As designs start to proliferate in the more complex 16-, 32-, and 64-bit realms, the days of selecting a mild-mannered, off-the-shelf processor may be numbered. That's because semiconductor vendors are unleashing a new crop of heavy-duty cores, beefed up instruction sets that add DSP support, and system-on-chip options. This article will explore what's driving these trends and look at a few of the latest offerings.

The explosion-and several new technical directions-in embedded integrated circuits were in ample evidence at the latest Embedded Systems Conference (Sept. 24 – 28, San Jose, CA).

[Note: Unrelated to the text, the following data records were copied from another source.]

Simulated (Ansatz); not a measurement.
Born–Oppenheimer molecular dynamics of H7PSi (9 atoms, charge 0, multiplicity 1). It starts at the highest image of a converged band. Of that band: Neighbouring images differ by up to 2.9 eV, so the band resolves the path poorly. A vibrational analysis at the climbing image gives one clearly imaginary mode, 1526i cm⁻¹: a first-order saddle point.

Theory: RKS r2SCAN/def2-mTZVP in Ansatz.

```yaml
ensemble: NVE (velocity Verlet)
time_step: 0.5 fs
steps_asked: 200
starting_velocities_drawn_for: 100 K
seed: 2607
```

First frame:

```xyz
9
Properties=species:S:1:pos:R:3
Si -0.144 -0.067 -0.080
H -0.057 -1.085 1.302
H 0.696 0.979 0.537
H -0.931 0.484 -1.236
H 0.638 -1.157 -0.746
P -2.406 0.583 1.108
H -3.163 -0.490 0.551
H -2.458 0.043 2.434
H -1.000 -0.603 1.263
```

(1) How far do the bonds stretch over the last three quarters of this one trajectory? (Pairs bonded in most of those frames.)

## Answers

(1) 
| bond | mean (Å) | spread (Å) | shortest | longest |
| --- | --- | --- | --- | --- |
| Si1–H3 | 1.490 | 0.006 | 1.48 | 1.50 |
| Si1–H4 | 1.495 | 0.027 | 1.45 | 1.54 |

Perhaps it's heresy to say it, but silicon is no longer the hot hardware area. No one is suggesting that standard controllers and processors will die out anytime soon. Yet much of today's embedded buzz is coming from system-on-chip (SoC) architectures, which enable engineers to pretty much take any core and turn it into a custom processor.

“Far and away the most important trend that's occurring is we're seeing a lot of SoC development,” said Dean McCarron, principal analyst at Mercury Research. “That's not to say that piece-parts aren't important. What's happening now is product development and perhaps initial, low-volume manufacturing is occurring with standalone devices. But as soon as the determination has been made that the product is a winner, it's almost immediately going over to SoC.”

Also taking shape is a kind of shotgun marriage between the heretofore largely separate worlds of the microprocessor and the digitial signal processor (DSP). In practice, this is resulting in embedded chips and cores getting fitted with DSP-like instruction-set additions, which deliver matrix and Fourier transform capabilities, for example, in hardware.

The SoC edge
Three cutting edge applications are driving the sea-change in embedded devices. Looming largest is the thrust towards third-generation wireless telecommunications. This has taken off like gangbusters in Japan, and is also revving up in Europe.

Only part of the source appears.